[Web-SIG] Preferred set of WSGI servers

James Y Knight foom at fuhm.net
Fri Apr 29 20:18:28 CEST 2005


On Apr 28, 2005, at 2:02 PM, Ian Bicking wrote:
<What I want in a WSGI server>

twisted.web2 supports: HTTP, HTTPS, CGI, and I wrote SCGI yesterday and 
will commit it this weekend. FastCGI looks like a complicated protocol, 
so it'll probably be a bit harder than SCGI to implement. Is there 
actually a reason to support it as well as SCGI?

Right now, web2 runs WSGI apps in threads. It'd be possible to write a 
wrapper that runs them in their own processes, too, but would that give 
any advantage vs the simple CGI->WSGI wrapper that already exists? You 
can just use web2's ability to run CGIs to run 
WSGI-in-separate-processes also.

It is my desire to enable twisted.web2 to be used to host any 
application in any environment, by providing a number of different 
deployment options and app running options.

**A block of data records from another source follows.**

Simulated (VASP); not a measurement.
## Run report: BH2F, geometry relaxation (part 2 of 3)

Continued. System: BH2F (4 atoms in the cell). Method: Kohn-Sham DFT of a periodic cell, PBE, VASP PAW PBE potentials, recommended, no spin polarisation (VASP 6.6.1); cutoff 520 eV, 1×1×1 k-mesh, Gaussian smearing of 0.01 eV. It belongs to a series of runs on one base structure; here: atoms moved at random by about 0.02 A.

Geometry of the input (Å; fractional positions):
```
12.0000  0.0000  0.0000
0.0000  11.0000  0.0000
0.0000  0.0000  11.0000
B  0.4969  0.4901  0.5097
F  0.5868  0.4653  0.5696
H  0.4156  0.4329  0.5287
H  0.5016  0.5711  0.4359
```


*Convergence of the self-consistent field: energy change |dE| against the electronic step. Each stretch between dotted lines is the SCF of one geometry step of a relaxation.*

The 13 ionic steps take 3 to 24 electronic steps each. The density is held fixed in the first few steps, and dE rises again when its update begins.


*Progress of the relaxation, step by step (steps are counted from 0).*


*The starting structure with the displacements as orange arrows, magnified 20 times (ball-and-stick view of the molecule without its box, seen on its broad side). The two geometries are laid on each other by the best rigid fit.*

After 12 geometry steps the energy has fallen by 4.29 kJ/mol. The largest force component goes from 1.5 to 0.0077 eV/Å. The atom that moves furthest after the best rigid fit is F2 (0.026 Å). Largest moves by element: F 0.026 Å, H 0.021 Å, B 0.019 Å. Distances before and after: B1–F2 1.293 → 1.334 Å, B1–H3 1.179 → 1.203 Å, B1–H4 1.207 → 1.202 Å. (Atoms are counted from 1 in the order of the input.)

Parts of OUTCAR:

I've been developing it somewhat under the radar, but It's getting to 
the point where it's fairly stable. At this point the major TODO is 
sitting down and writing some documentation, so I'll try to get an 
alpha release out soon.

Here's the high-level description from the (work-in-progress) docs:
> Twisted.web2 is an asynchronous HTTP 1.1 server written for the 
> Twisted internet framework. It provides a RFC 2616 compliant HTTP 1.1 
> protocol implementation, with pipelined and persistent request 
> support, in a non-blocking threadless manner.
>
> It also includes a simple web framework with request and response 
> objects, static file support, error handling, form upload support, 
> HTTP range support, pre-built parsers for all standard headers, and a 
> bunch of other goodies.
>
> It is deployable as a standard TCP or SSL web server, or as a CGI 
> script invoked by another server. Other deployment mechanisms (such as 
> SCGI) are planned.
>
> In addition to running native twisted.web2 applications, it can also 
> run any WSGI or CGI application, or, via compatibility wrappers, most 
> applications written for the older twisted.web and nevow APIs.
>
> Currently, twisted.web2 does not include a HTTP client or proxy, but 
> will at a future date.

Also includes extra goodies such as automatic range support for all 
resources, automatic if-[un]modified-since/if-[none-]match support if 
you provide the proper headers, and optional automatic gzipping.